Skip to content

FastAPI backend

Deep overview

The backend is a FastAPI application written in Python. It accepts images or landmark payloads from the client, extracts features (using MediaPipe when required), and orchestrates inference through local PyTorch models in the smart_gestures package. To support low-latency interactions the service also exposes WebSocket endpoints for realtime feedback and session orchestration.

Why FastAPI? (references)

FastAPI was selected for its blend of performance and developer ergonomics. It provides automatic validation and serialization through Pydantic, OpenAPI generation with interactive documentation, and robust support for asynchronous features such as background tasks and WebSockets through Starlette. When paired with an ASGI server like Uvicorn (and uvloop), FastAPI delivers the throughput and latency characteristics we need for inference workloads.

Core architecture & flow

In a typical request flow the client submits an image or JSON landmarks to an endpoint, where requests are validated by Pydantic models and converted into the numeric tensors expected by the models. MediaPipe detectors are initialized at service startup to avoid repeated cold-start costs, and PyTorch models from smart_gestures execute inference and return classification results (label plus confidence). Results are returned synchronously over HTTP or can be pushed to the client via WebSocket for realtime updates.

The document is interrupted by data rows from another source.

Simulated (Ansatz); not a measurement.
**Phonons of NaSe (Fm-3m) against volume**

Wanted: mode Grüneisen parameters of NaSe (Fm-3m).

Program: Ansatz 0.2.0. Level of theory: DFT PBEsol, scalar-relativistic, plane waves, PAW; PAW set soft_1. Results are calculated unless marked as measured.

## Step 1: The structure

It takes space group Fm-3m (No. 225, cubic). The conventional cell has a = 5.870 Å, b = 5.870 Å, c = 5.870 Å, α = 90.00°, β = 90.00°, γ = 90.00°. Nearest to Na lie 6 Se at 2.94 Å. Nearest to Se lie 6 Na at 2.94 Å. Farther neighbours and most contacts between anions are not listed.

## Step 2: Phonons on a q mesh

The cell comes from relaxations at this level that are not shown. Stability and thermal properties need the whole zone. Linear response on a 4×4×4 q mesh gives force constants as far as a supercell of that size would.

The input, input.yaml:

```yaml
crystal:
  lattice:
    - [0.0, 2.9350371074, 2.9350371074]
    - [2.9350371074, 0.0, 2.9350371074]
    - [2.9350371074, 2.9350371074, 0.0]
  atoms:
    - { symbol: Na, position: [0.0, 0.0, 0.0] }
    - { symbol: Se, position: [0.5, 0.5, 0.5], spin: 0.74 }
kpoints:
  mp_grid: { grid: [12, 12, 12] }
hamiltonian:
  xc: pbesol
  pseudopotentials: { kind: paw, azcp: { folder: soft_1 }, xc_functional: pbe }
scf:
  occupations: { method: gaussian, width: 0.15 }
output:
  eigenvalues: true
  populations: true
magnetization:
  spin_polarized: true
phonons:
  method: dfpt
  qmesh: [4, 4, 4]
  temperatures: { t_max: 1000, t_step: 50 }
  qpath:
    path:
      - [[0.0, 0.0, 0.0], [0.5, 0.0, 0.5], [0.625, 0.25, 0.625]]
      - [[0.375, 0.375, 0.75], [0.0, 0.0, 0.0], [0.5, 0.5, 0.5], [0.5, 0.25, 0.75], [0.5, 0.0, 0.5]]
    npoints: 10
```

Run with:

Key technologies and why they matter

The service relies on FastAPI for request handling and schema validation, Pydantic for predictable input models, MediaPipe for reliable hand/pose landmark extraction, and PyTorch for running the trained models. Uvicorn is used as the ASGI server in deployment to handle asynchronous requests efficiently.

Operational considerations

MediaPipe and PyTorch have non-trivial memory and startup costs, so detectors and models are initialized at startup (via FastAPI startup events or imports) rather than per-request. For CPU-bound inference run multiple Uvicorn workers or horizontally scale with a Kubernetes Deployment; for GPU-based inference prefer a single process per GPU with memory pinned and scale horizontally as needed. Long-running work such as sequence inference should be handled through background tasks or WebSockets to avoid blocking HTTP workers, and containers should expose reasonable resource requests/limits to prevent OOMs on the node.

Security & production hardening

In production, tighten CORS policies and terminate TLS at the ingress or load balancer rather than exposing unencrypted traffic. Protect sensitive endpoints with JWT/OAuth2 or API keys and enforce strict input validation via Pydantic validators to reject malformed sequences. These measures reduce attack surface and help ensure predictable behavior from downstream inference code.

Observability & debugging

The service exposes health and readiness probes for container orchestration and uses structured logging for predictions and errors. Suppressing noisy upstream logs (e.g., absl/TensorFlow) keeps logs actionable. For production monitoring, export Prometheus-style metrics such as request latency, inference duration, and model confidence distributions so operators can track service health and model behaviour.

Kubernetes notes

Kubernetes manifests are located under k8s/server.*.yaml. In practice tune replicas and autoscaling settings according to CPU/GPU usage, set sensible resources.requests and limits for MediaPipe and PyTorch, and configure liveness/readiness probes against /health and optionally a lightweight model-check endpoint.

This service integrates closely with the client (which uploads images and consumes predictions) and with the documentation site for API examples (Swagger UI). For storing images or sequences consider minio or lakeFS depending on whether you need simple object storage or versioned datasets. Local registries (registry-server / registry-ui) are used in CI and development for hosting images.

References & further reading

Examples & troubleshooting

  • If you see slow cold-start times, verify models are loaded at startup (check FastAPI startup event logs).
  • OOMs: reduce workers and run fewer concurrent requests per pod; consider GPU-inference node pools.
  • WebSockets dropping: check reverse proxy timeouts (Traefik/nginx) and enable sticky sessions if needed.